The idea behind the DSTP is to distribute different sub-trees of the stackable state tree across nodes in a P2P network, achieving scalability and parallel processing. Through the DSTP, the entire network can support an unlimited number of applications with parallel scalability, while still using a global state to share data and assets and enable interoperability of applications.

In the "stackable" state model, each VApp node contains the state of both Bitcoin and Rooch, which are the global state. The state of individual applications is a sub-tree of the global state tree and can only exist on specific nodes. If a transaction only modifies the state of an application without altering the global state, it does not need to be broadcast to the network; the application only needs to periodically sync its state root to the global state, essentially acting as application-specific sharding.

This creates a distributed state tree whose Root on Bitcoin, with data spread across various application nodes in the P2P network. This forms a distributed state tree with **Root on Bitcoin and data scattered on each application node. Assets within applications can move between state trees and also interact with Bitcoin assets.
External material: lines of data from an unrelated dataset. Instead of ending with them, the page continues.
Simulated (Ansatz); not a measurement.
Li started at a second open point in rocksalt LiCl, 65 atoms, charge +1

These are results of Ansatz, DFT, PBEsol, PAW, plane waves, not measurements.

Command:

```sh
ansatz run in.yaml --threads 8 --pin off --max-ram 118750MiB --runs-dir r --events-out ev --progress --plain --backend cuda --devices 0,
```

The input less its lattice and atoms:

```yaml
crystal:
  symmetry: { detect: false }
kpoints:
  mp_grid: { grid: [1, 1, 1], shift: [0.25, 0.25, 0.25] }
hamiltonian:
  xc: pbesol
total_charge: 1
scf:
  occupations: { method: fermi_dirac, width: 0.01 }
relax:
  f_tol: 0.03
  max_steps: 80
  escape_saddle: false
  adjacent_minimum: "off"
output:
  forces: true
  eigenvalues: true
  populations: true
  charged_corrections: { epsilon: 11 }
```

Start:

Distributed State Tree Protocol

The Distributed State Tree Protocol can be extended in two directions:

  1. Integration with state channels. State channels can be understood as a special kind of lifecycle-managed state tree. When state channels involving multiple participants open, the state tree is created; when the channels settle, the application can discard or settle the states in the state tree. This scenario, combined with a P2P network, is highly suitable for multiplayer interactive applications (such as games).
  2. Support for other types of state trees. In theory, existing state trees can be mounted as sub-trees within the distributed state tree, such as git repositories. This allows applications to directly read files from git repositories.

Asset Leap Protocol

Settling directly on Bitcoin L1 still faces issues with high transaction costs and long confirmation times. How to bridge assets from Bitcoin to L2 is a current industry challenge:

  1. Custodial bridge models are widely used. How to use Bitcoin to ensure the bridge's safety and decentralization is still an area of exploration. Rooch will collaborate with dedicated cross-chain bridge projects to implement asset bridging and enhance the bridge's security through Rooch's programming capabilities.
  2. Non-custodial models: This is the main direction Rooch is exploring, such as the statechains (opens in a new tab).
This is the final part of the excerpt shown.